Skip to main content

Overview

This tutorial shows you how to evaluate generated samples to ensure they meet your quality standards. Learn how to use automatic evaluation, interpret results, and iterate for improvement.

What You’ll Learn

  • Understanding automatic evaluation
  • Checking conformance and quality
  • Interpreting evaluation metrics
  • Using chat to understand results
  • Adding human labels

Prerequisites

  • Completed sample generation (see Generating Samples)
  • Run ID from generation
  • API key for authentication

Step 1: Understanding Automatic Evaluation

After generation completes, Dataframer automatically evaluates your samples. No action needed! What Gets Evaluated:
  • Conformance: Do samples meet requirements?
  • Quality: Are samples realistic and well-formed?
  • Classification: Which variation axes do samples fall into?
Automatic evaluation runs in the background after generation completes.

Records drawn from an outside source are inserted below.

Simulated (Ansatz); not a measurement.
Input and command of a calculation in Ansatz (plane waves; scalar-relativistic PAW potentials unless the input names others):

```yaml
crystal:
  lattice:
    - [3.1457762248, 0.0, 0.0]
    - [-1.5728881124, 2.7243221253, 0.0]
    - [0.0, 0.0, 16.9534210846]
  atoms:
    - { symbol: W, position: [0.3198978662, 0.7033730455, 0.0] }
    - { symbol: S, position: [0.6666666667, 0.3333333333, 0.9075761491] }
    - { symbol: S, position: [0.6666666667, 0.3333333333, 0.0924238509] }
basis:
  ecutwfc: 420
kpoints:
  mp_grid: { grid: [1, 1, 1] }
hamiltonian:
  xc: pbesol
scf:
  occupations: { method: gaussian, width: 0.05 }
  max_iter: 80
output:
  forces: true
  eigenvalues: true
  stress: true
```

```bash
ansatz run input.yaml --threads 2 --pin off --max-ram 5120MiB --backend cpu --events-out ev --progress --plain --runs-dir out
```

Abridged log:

Step 2: Check Evaluation Status

Verify evaluation is complete:
curl -X GET 'https://df-api.dataframer.ai/api/dataframer/runs/run_xyz456/' \
  -H 'Authorization: Bearer YOUR_API_KEY'
Response:
{
  "run_id": "run_xyz456",
  "spec_id": "spec_xyz789",
  "status": "SUCCEEDED",
  "total_samples": 10,
  "created_at": "2025-11-26T10:30:00Z",
  "evaluation": {
    "status": "COMPLETED",
    "evaluation_id": "eval_abc123"
  }
}
Look for evaluation.status == "COMPLETED".

Step 3: View Evaluation Summary

Get high-level evaluation metrics:
curl -X GET 'https://df-api.dataframer.ai/api/dataframer/evaluations/eval_abc123/' \
  -H 'Authorization: Bearer YOUR_API_KEY'
Response:
{
  "evaluation_id": "eval_abc123",
  "run_id": "run_xyz456",
  "status": "COMPLETED",
  "created_at": "2025-11-26T10:35:00Z",
  "metrics": {
    "conformance_rate": 0.90,
    "total_samples": 10,
    "passed_samples": 9,
    "failed_samples": 1,
    "average_quality_score": 8.2
  },
  "classifications": {
    "Sentiment": {
      "Very positive": 2,
      "Positive": 2,
      "Neutral": 3,
      "Negative": 2,
      "Very negative": 1
    },
    "Product Category": {
      "Electronics": 3,
      "Clothing": 2,
      "Home & Garden": 3,
      "Food & Beverage": 2
    }
  }
}

Interpreting Summary Metrics

Conformance Rate: 90%
  • 9 out of 10 samples meet all requirements
  • Excellent result (>90% is target)
Average Quality Score: 8.2/10
  • Overall quality is good
  • Above 8.0 is production-ready
Classifications:
  • Good distribution across variation axes
  • Balanced coverage of all categories
Target: 95%+ conformance, 8+ quality score for production use.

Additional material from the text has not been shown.